Indice
OpenMP
Tutorials, external links
What is openMP
OpenMP adds constructs for shared-memory threading to C, C++ and Fortran
Fork–Join Model:
Consists of Compiler directives, runtime routines and environment variables
Version 4.0 (July 2013), 4.5 (Nov 2015 ) and 5.0 (Nov 2018) add support for accelerators (target directives), vectorization (SIMD directives), thread affinity and cancellation.
openMP support in the C/C++ Compilers
https://www.openmp.org/resources/openmp-compilers-tools/
GCC: From GCC 6.1, OpenMP 4.5 is fully supported for C and C++
echo |cpp -fopenmp -dM |grep -i open #define _OPENMP 201511
Go to openMP Specifications to discover the mapping between the date provided and the actual OpenMP version number
How to compile with openMP library
Compile with -fopenmp on Linux
Execution model
Begin execution as a single process (master thread)

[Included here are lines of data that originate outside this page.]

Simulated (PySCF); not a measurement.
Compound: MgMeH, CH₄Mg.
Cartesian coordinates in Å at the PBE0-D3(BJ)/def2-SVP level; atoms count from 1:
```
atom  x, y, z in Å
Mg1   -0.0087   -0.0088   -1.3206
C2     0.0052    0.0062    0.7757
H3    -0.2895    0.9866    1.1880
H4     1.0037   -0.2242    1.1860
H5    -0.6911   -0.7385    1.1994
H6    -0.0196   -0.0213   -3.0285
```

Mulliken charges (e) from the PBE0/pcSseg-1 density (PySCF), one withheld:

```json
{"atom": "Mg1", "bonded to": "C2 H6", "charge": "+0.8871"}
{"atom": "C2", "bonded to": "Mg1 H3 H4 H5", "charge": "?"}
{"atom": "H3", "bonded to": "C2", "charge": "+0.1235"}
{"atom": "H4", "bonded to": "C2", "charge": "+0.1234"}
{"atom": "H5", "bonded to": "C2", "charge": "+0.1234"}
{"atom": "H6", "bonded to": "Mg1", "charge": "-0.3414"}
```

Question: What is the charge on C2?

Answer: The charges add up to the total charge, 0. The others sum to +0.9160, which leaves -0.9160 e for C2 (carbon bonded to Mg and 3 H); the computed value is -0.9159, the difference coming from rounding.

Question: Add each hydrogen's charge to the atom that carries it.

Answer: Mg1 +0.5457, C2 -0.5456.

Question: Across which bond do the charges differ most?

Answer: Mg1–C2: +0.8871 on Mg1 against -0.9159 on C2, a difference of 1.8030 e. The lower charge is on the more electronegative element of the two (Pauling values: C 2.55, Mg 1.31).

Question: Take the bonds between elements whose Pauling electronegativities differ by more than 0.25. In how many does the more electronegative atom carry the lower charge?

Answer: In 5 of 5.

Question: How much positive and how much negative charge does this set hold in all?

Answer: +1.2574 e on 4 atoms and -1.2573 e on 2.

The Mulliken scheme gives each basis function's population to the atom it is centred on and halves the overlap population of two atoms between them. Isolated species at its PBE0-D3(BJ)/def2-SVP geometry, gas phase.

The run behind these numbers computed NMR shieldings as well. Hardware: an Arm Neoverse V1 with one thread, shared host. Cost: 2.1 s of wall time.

Start of a parallel construct (using special directives): Master thread creates team of threads
Fork-join model of parallel execution
Execution Example
program ex1.c
#include <omp.h> #include <stdio.h> main() { int var1, var2, var3; //Serial code executed by master thread #pragma omp parallel private(var1, var2) shared(var3) //openMP directive { // Parallel section executed by all threads printf("hello from %d of %d\n", omp_get_thread_num(), omp_get_num_threads()); // omp_get_thread_num() and omp_get_num_threads() are openMP routines } // Resume serial code executed by master thread }
Run gcc with the -fopenmp flag:
gcc -O2 -fopenmp ex1.c
Beware: If you forget -fopenmp, then all OpenMP directives are ignored!
How Many Threads?
The default threads number is the number of processors of the node (see /proc/cpuinfo)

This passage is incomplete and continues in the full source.